Grant Writing Basics for Non-Profit Handbell Choirs

Steve Jackson

This session will address the availability of potential grant funds for bell choirs, both on the local and national level.  Additionally, local, and national foundations have funds available to arts organizations.  Accessing these opportunities can enhance budgets and fund projects for your bell choir.  If no grant writer is available, we will discuss avenues to identify free or low-cost grant writers.   

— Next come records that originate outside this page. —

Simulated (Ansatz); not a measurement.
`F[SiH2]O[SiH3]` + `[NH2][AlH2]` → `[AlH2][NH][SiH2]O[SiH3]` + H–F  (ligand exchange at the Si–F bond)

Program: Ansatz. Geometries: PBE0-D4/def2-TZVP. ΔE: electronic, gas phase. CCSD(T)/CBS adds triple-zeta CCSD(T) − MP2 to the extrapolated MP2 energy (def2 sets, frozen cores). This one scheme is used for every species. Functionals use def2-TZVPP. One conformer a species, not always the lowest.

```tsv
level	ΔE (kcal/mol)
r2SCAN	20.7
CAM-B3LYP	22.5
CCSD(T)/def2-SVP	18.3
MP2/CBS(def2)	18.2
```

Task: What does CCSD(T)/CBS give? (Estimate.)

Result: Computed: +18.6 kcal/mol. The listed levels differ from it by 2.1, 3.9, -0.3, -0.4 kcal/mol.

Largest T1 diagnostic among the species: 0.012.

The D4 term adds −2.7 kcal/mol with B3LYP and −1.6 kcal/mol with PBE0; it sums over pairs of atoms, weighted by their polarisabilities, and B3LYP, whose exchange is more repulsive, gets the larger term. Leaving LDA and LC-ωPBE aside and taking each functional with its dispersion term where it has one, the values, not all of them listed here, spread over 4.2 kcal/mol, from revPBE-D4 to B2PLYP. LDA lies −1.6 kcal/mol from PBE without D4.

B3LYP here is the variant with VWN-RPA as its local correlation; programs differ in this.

Handbells from the Inside Out

Nancy Blackwell

This class will use handouts and hands-on work with bells to discover how the musician’s body is an integral part of playing the instrument of handbells.  We will explore breathing and movement techniques to unleash your ensemble’s musicianship and visual performance.  

Handbells in Pop Culture

Marshall Allen

In recent years handbells have been popping up in a variety of new places.  Take a break from ringing and relax in this class while enjoying a compilation of video clips from YouTube and other sources. ​

History of Handbells

Laura Austin

The class will explore the origins of handbell ringing in the United States.  The discussion will start with the bell bands and troupes that traveled throughout the country in the 19th century, playing for audiences, but not necessarily encouraging participation.  It will continue with Margaret Shurcliff, the founder of the New England Guild of English Handbell Ringers, and how her enthusiasm for ringing started a movement across the country.  We will also look at other aspects of handbell history, like music notation and publication, and handbell manufacturing.

Navigating New Music

Amy Knudsen

Various processes for sight-reading music will be discussed as well as the pros and cons of each option.

Overview of Music Theory

Ron Mallory

Ever wonder why some pieces have lots of sharps and flats, while others have none?  Curious about why a composer chooses to write certain notes, and not others?  This class will give a broad overview of scales, chords, key signatures, melody, harmony, rhythm, and more, as we take a look “under the hood” of some well-known handbell pieces to see how and why they work.  We will also talk about why understanding these concepts is vital in your ensemble’s journey to better musicianship.  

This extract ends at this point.